Slabs are horizontal elements that form the floor, foundation, and roof elements of different structures. They are distinctly categorized from other members base on their typical features of having their thickness disproportionately smaller than the size of their other two dimensions. Slabs can be categorized based on their structural configuration as solid, ribbed, and flat slabs. This article is particularly on the design of solid slabs.

General Concept of Slab Design

The design of slab is essentially the same as that of beams except for few modalities. Slabs are generally designed as beams of fixed width (say; 1m, 1ft etc.). The secondary span is taken to have a fixed width, while the reinforcement is designed to span along the principal/main span.  The reinforcement along the main span is spread at specific distance across the fixed width.

For better understanding of the above paragraph, consider fig (1) below of a slab spanning 3m x 7m. Let’s take the 3m length as the principal span and the 7m length as the secondary span. To design the slab, we shall take a 1m width out of the 7m span so that we have a slab of 3m x 1m (see fig(1b). We design for this 3m by 1m and then replicate this 7times so that we have our 3m x 7m slab fully designed (see fig 1(c)).

 

Effective Span of Slab

The effective span of a slab is important when estimating the internal forces and checking for deflection of the slab. The effective span of different configuration of slab is given below according to both BS 8110-1-1997, and EN 1992-1-1-2004.

Simply Supported Slab

The effective span of a simply supported slab should normally be taken as the clear distance between the faces of supports, plus one-third of their widths (Eurocode 2) or plus the effective depth (BS 8110). However, where a bearing pad is provided between the slab and the support, the effective span should be taken as the distance between the centers of the bearing pads (BS 8110 and Eurocode 2).

Continuous Slab

The effective span of a continuous slab should be taken as the distance between center of supports (for both BS 8110 and EC2).

Cantilever Slab

The effective span of a cantilever slab should be taken as the length of the cantilever from the center of the support when it is the end of a continuous slab (BS 8110 and Eurocode 2). Where the slab is an isolated cantilever, according to Eurocode 2, the effective length is the length of the cantilever from the face of the support (plus half its effective depth according to BS 8110).

 

Steps in designing a Slab

Having understood the concept of designing slab per strip width, so we shall go through the steps of designing and providing reinforcement for our main span. The following are the steps in providing reinforcement along the span

• Initial Sizing of the slab:

The preliminary thickness of the slab is determined. This can be determined using deflection criteria of the slab. Table 3.9 of BS 8110-1-1997 can be used to estimate a value of span/depth ratio to pick an effective depth for the slab. It is important to also note here that the shorter length of the slab should be taken as the controlling span to determine the effective depth. A value of 20mm may be added to the effective depth to provide for nominal cover or table 4.4N of EN 1992-1-1-2004 should be consulted for cover base on durability requirement.

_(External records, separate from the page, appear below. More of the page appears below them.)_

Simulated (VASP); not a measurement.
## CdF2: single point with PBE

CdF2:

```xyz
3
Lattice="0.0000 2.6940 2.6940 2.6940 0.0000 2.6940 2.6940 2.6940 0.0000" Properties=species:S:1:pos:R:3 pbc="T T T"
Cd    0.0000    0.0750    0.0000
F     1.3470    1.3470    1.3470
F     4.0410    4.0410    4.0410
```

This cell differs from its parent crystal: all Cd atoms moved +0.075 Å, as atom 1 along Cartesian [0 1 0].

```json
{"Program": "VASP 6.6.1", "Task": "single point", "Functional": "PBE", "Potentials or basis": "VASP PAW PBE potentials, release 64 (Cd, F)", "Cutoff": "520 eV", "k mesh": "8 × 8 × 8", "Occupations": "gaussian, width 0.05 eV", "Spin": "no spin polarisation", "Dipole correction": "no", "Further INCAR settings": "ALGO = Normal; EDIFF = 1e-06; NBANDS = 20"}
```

• Load Estimation and Analysis of the slab for internal stresses

 The dead and live load that would be acting on the slab should be estimated. The slab should be analyzed to get the internal stresses such as bending moment, shear force etc. that are acting on it due to external load and self-weight. This are discussed in better details under “Analysis of Slab for internal forces” below.

• Flexural Design

 The slab should be designed against bending moment. The steps in designing against bending moment are enumerated below

1. Calculate the effective depth (d):

The effective depth should be calculated after a specific size of reinforcement has been assumed for design and a nominal cover chosen in accordance with the requirement for durability. The effective depth is calculated using the equation: d = h – c – dia/2

2.  Check whether the section is singly or doubly reinforced:

We check whether K (M/bd²fck) is less than K’ (0.168). Slabs are always design as singly reinforced except in special cases.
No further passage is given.